Father Divine, in full Father Major Jealous Divine, original name George Baker (b. 1880?, Georgia - d. September 10, 1965, Philadelphia, Pennsylvania), was a prominent African American religious leader most notably during the 1930s. The Depression era movement he founded, the Peace Mission, was originally dismissed as a cult. However, it still exists and is now generally hailed as an important precursor of the Civil Rights Movement.
Believed to have been born on a plantation in Georgia, Baker began his career in 1899 as an assistant to Father Jehovia (Samuel Morris), the founder of an independent religious group. During his early adult years, Baker was influenced by Christian Science and New Thought. In 1912, Baker left Father Jehovia and emerged several years later as the leader of what would become the Peace Mission movement.
Baker settled first in the New York City borough of Brooklyn and then in Sayville, New York, a mostly white community on Long Island, where he lived quietly during the 1920s. His following grew, and in 1931, when his Sayville neighbors complained about the growing attendance at meetings in his home, Father Divine was arrested and incarcerated for thirty (30) days. When the judge who sentenced him died two days after the sentencing, Father Divine attributed the event to a supernatural intervention. His movement commemorates this event by annually publishing accounts of "divine retribution" visited on wrongdoers.
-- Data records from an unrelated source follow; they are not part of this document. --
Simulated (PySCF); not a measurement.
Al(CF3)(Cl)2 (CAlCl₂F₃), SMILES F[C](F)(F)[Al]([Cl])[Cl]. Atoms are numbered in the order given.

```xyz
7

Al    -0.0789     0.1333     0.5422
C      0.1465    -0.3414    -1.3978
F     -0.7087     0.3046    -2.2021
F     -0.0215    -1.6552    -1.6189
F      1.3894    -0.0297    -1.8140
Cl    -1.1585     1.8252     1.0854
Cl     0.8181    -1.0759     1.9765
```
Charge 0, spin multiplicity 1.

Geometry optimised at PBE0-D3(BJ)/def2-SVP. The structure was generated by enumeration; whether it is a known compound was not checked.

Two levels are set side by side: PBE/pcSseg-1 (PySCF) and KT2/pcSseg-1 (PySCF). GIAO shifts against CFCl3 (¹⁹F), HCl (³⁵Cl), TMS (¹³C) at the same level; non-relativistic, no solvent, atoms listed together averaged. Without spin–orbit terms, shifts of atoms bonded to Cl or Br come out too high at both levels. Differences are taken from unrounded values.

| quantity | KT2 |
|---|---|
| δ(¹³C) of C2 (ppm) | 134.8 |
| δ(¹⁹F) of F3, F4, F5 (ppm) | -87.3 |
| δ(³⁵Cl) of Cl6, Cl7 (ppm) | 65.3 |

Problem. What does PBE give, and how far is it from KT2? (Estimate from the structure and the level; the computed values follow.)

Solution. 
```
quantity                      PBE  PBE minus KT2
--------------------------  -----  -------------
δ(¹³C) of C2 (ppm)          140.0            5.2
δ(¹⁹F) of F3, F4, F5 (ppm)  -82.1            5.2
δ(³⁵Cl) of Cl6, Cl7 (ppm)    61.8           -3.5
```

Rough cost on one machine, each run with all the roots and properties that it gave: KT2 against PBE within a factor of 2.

In 1933, Father Divine and his followers left Sayville for Harlem, where he became one of the most flamboyant leaders of the Depression era. There he opened the first of his Heavens, the residential hotels where his teachings were practiced and where his followers could obtain food, shelter, and job opportunities, as well as spiritual and physical healing. The movement, whose membership numbered in the tens of thousands at its height during the Great Depression, built on the principles of Americanism, brotherhood, Christianity, democracy, and Judaism, with the understanding that all "true" religions teach the same basic truths. Members were taught not to discriminate by race, religion or color, and they lived communally as brothers and sisters. Father Divine's teachings were codified in 1936 in the "Righteous Government Platform," which called for an end to segregation, lynching, and capital punishment. Movement members refrained from using tobacco, alcohol, narcotics, and vulgar language, and they were celibate. Moreover, members attempted to embody, virtue, honesty, and truth. The movement's teachings also demanded "a righteous wage in exchange for a full day's work." Members refused to accumulate debt, and they possessed neither credit nor life insurance.
During the Depression residents of the Heavens paid the minimal fee of fifteen cents for meals and a dollar per week for sleeping quarters, a practice that allowed them to maintain their sense of dignity. In the opinion of many, Father Divine affirmed, amid the poverty of the Depression, the abundance of God with the free lavish banquets he held daily.
Heavens were opened across North America as well as in Europe, and, although most of its adherents were African Americans, the movement also attracted many European Americans (approximately one-fourth of its membership). The Heavens and related businesses brought in millions of dollars in revenue for the Peace Mission. Their success, however, also brought accusations of racketeering against Father Divine that, like the allegations of child abuse that were made against the movement, proved to be unfounded.
In 1942, Father Divine moved to suburban Philadelphia, in part to avoid paying a financial judgment in a suit brought by a former movement member. Four years later (in 1946), he married Edna Rose Ritchings, a Canadian member who, as Mother Divine, succeeded her husband as the movement's leader in 1965. The movement's membership declined dramatically, however, not least because of the movement's strict dedication to celibacy.
Once dismissed as just another cult leader, Father Divine today is recognized in the late 20th century as an important social reformer. In the 1930s, he was a champion of racial equality and an advocate of the economic self-sufficiency for African Americans that found broad acceptance only with the advent of the Civil Rights Movement.